[SOLVED] Pycassa and Cassandra: doing a select based on columns only

Pycassa and Cassandra: doing a select based on columns only

I'm new to both technologies and I'm trying to do the following:

select * from mytable where column = "col1" or column="col2"

So far, the documentation says I should use the get method by using:

 family.get('rowid')

But I do not have the row ID. How would I run the above query?

Thanks

Solution

In general I think you're mixing two ideas. The query you've written is in CQL, and Pycassa doesn't support CQL (at least to my knowledge).

However, in general regardless of used query interface, if you don't know the row key, you will have to create Secondary Indexes on the queried columns.

You can do just that in Pycassa, consider following code fragment:

from pycassa.columnfamily import ColumnFamily
from pycassa.pool import ConnectionPool
from pycassa.index import *
from pycassa.system_manager import *

sys = SystemManager('192.168.56.110:9160')

try:
        sys.drop_keyspace('TestKeySpace')
except:
        pass

sys.create_keyspace('TestKeySpace', SIMPLE_STRATEGY, {'replication_factor': '1'})
sys.create_column_family('TestKeySpace', 'mycolumnfamily')

sys.alter_column('TestKeySpace', 'mycolumnfamily', 'column1', LONG_TYPE)
sys.alter_column('TestKeySpace', 'mycolumnfamily', 'column2', LONG_TYPE)

sys.create_index('TestKeySpace', 'mycolumnfamily', 'column1', value_type=LONG_TYPE, index_name='column1_index')
sys.create_index('TestKeySpace', 'mycolumnfamily', 'column2', value_type=LONG_TYPE, index_name='column2_index')

pool = ConnectionPool('TestKeySpace')
col_fam = ColumnFamily(pool, 'mycolumnfamily')

col_fam.insert('row_key0', {'column1': 10, 'column2': 20})
col_fam.insert('row_key1', {'column1': 20, 'column2': 20})
col_fam.insert('row_key2', {'column1': 30, 'column2': 20})
col_fam.insert('row_key3', {'column1': 10, 'column2': 20})

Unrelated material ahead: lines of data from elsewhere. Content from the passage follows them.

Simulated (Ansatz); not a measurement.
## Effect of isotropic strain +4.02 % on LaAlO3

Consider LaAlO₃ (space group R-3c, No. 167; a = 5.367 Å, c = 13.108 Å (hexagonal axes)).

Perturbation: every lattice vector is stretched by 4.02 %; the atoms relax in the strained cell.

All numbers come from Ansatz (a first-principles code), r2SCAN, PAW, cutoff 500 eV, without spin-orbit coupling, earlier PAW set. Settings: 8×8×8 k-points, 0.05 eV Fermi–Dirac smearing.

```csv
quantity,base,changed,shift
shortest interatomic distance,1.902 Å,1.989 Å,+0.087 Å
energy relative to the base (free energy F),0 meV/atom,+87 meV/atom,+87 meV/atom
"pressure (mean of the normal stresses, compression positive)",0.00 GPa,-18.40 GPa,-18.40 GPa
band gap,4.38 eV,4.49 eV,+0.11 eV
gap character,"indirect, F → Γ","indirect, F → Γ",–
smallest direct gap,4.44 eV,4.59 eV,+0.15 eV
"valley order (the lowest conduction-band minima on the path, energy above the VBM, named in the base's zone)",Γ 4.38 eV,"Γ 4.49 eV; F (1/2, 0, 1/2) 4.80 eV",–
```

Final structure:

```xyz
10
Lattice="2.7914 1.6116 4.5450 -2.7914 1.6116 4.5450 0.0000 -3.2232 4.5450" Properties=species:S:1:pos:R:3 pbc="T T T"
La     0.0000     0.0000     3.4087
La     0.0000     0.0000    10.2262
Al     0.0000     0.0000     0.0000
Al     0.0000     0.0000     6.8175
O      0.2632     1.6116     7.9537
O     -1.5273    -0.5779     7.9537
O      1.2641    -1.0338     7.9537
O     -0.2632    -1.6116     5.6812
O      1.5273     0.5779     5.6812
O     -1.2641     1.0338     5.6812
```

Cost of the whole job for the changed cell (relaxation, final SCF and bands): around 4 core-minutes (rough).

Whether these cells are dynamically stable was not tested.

# OrderedDict([('column1', 10), ('column2', 20)])
print col_fam.get('row_key0')

## Find using index: http://pycassa.github.io/pycassa/api/pycassa/
column1_expr = create_index_expression('column1', 10)
column2_expr = create_index_expression('column2', 20)

clause = create_index_clause([column1_expr, column2_expr], count=20)

for key, columns in col_fam.get_indexed_slices(clause):
        print "Key => %s, column1 = %d, column2 = %d" % (key, columns['column1'], columns['column2'])

sys.close

However maybe you can think if it's possible to design your data in a way that you can use row keys to query your data.